0
votes

Use Case: I have a Google Cloud Dataflow pipeline that processes a stream coming from PubSub. One of the transformations in the pipeline needs to read from a file that kas key value pairs. The size of the file is 130.5 MB. The file works as a lookup file where one column works as they key for the lookup. This is a pubsub to bigquery streaming pipeline.

My current Implementation: I have created an API that is hosted on App Engine. This API takes in a key as a parameter, searches the file and outputs the information based on that key.

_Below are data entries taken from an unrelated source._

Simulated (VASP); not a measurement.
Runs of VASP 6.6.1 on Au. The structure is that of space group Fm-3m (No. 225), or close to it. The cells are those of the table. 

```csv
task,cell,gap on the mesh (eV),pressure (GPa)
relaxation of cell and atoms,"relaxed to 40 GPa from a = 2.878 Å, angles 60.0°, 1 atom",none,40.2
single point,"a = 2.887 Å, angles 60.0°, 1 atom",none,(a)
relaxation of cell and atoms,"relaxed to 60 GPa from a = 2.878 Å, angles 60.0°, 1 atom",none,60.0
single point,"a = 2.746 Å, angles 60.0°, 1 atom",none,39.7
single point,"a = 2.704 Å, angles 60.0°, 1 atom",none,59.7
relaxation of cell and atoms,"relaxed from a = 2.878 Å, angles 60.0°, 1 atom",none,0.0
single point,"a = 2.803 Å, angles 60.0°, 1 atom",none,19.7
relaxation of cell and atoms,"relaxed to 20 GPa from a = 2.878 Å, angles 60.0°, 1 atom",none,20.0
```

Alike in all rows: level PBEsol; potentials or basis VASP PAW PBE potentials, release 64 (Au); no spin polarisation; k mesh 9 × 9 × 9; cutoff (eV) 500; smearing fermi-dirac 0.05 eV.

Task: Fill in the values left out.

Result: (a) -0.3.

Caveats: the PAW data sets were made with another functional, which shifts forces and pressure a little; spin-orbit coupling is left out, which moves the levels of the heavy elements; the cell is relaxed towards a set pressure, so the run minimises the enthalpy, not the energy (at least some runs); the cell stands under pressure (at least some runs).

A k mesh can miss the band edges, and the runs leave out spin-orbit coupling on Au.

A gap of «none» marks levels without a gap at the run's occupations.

My dataflow pipeline has a transformation that calls this API for each and every element of the stream that I get from pubsub. This currently amounts to an average of 1,000,000 calls to the API from the Dataflow job each day. I am expecting this number to grow significantly.

Problem: This transformation has broken down multiple times. I consistently get network issues in the dataflow VMs. This causes the dataflow job to cease processing data and get stuck. This transformation has become a bottleneck for the functioning of the pipeline. As a safeguard, I have set a timeout of 5 seconds on each call to the API. I notice that the API timeouts about 5-6 times each hour.

I believe that this is not the best way to implement this transformation. I am wondering if there is a better way to do this lookup from a dataflow job.

Follow up:

Trying to implement the use case as side input:

The file that I am trying to read is GeoIP2-City.mmdb file. Based on MaxMind documentation, I am using the following code to create a reader object for the file. I want to pass in the DatabaseReader Object as a side input because I don’t want to create this object for each element that I get from the stream.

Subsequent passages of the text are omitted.